0

There is a post in here Compress and decompress string in c# for compressing string in c#.

I've implement the same code for myself but the returned text is almost twice as mine :O

I've tried it on a json with size 87 like this:

{"G":"82f88ff5-4143-46ef-86cc-a19910f4a6b5","U":"df39e3c7-ffd3-4829-a9cd-27bfcbd4403a"}

The result is 168

H4sIAAAAAAAEAC2NUQ6DIBQE5yx8l0QFqfQCnqAHqKCXaHr3jsaQ3TyYfcuXwKpeamHi0Bf9YCaSGVW6psLua5QWmifykVbPyCDJ3gube4GHet+tXZZM7Xrj6d7Z3u/W8896dVVpd5rMbCaa3k1k25M88OMPcjDew64AAAA=

I've changed Unicode to ASCII but the result is still too big (128)
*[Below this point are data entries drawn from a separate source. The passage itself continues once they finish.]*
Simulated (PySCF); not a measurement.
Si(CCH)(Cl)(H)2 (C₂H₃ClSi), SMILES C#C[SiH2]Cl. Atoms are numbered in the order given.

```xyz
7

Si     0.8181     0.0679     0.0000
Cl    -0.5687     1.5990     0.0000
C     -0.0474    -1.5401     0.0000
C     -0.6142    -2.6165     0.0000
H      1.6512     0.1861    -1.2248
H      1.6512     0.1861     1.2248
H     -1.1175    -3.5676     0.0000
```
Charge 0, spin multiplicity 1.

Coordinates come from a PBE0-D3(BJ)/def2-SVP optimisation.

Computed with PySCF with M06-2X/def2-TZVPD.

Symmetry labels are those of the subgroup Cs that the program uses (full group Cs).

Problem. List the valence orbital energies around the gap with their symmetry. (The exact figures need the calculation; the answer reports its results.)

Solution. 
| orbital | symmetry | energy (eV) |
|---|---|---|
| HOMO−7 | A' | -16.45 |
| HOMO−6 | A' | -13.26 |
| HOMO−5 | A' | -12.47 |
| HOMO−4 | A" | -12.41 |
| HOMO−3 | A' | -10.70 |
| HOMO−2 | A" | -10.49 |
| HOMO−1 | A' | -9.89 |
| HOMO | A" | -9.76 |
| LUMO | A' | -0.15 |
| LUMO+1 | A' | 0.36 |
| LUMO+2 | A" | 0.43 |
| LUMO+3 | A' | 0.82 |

H4sIAAAAAAAEAA3KyxGAMAgFwF44y0w+JAEbsAILICSvCcfedc/70EUnaYEq0FiyVJa+wdoj2LNZThDvs9FB918Xqu0ag4H1Vy3GbrG4jImYSyRVp/cDp8EZE1cAAAA=

public static string Compress(this string s)
{
    var bytes = Encoding.ASCII.GetBytes(s);
    using (var msi = new MemoryStream(bytes))
    using (var mso = new MemoryStream())
    {
        using (var gs = new GZipStream(mso, CompressionMode.Compress))
        {
           msi.CopyTo(gs);

        }
        return Convert.ToBase64String(mso.ToArray());
    }
}
Community
  • 1
  • 1
Ashkan S
  • 10,464
  • 6
  • 51
  • 80

1 Answers1

1

Gzip is not only compression but a complete file format - this means it adds additional structures which usually can be neglected regarding their size. However if compressing small strings they can blow up the overall gzip stream.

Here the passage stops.